Tuesday, June 14, 2022

The UK Goes After Fuel Retailers Over Price Gouging

  • UK Competition and Markets Authority to look into the implementation of the government's fuel duty cut.

  • The UK government cut fuel duty by the equivalent of $0.062 per liter in March.

  • The average UK gasoline price last week was the equivalent of more than $8.60 per U.S. gallon.

The UK is launching an urgent review into the retail fuel market to see whether retailers have passed on the government's fuel duty cut from March to filling stations, UK Business and Energy Secretary Kwasi Kwarteng said this weekend.  

Kwarteng asked the Competition and Markets Authority to conduct an urgent review of the retail fuel market, as well as a longer-term investigation under the Enterprise Act, to explore whether the retail fuel market has adversely affected consumer interests.

"Fuel prices are always quick to go up but slow to come down - let's see why," Kwarteng said.

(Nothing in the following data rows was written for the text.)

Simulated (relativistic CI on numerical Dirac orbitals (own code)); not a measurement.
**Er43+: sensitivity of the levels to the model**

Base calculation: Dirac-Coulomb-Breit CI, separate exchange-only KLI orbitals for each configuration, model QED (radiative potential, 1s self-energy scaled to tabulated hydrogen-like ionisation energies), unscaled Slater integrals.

"The British people are rightly frustrated that the £5 billion package does not always appear to have been passed through to forecourt prices and that in some towns, prices remain higher than in similar, nearby towns," the energy secretary said in a letter to the Competition and Markets Authority dated June 11.

The investigation comes as the average price of filling up the tank of a typical family car last week exceeded triple digits in UK currency for the first time ever.

The UK government cut fuel duty by the equivalent of $0.062 per liter in March, but prices have jumped by a lot more since then.  

Wholesale gasoline costs in the UK have already jumped fivefold the amount of the fuel duty cut, Simon Williams, fuel spokesperson at the UK's motoring organization RAC, said last week.

Gasoline prices in the UK—where total taxes on gasoline account for an average 46% of the retail price, per RAC—saw last week the highest daily price jump in 17 years. The average UK gasoline price last week was the equivalent of more than $8.60 per U.S. gallon.

Records continued to be broken in the following days until the average cost of filling a 55-liter family car passed the £100 ($125) mark, the first time in history that drivers are paying triple digits for a full tank.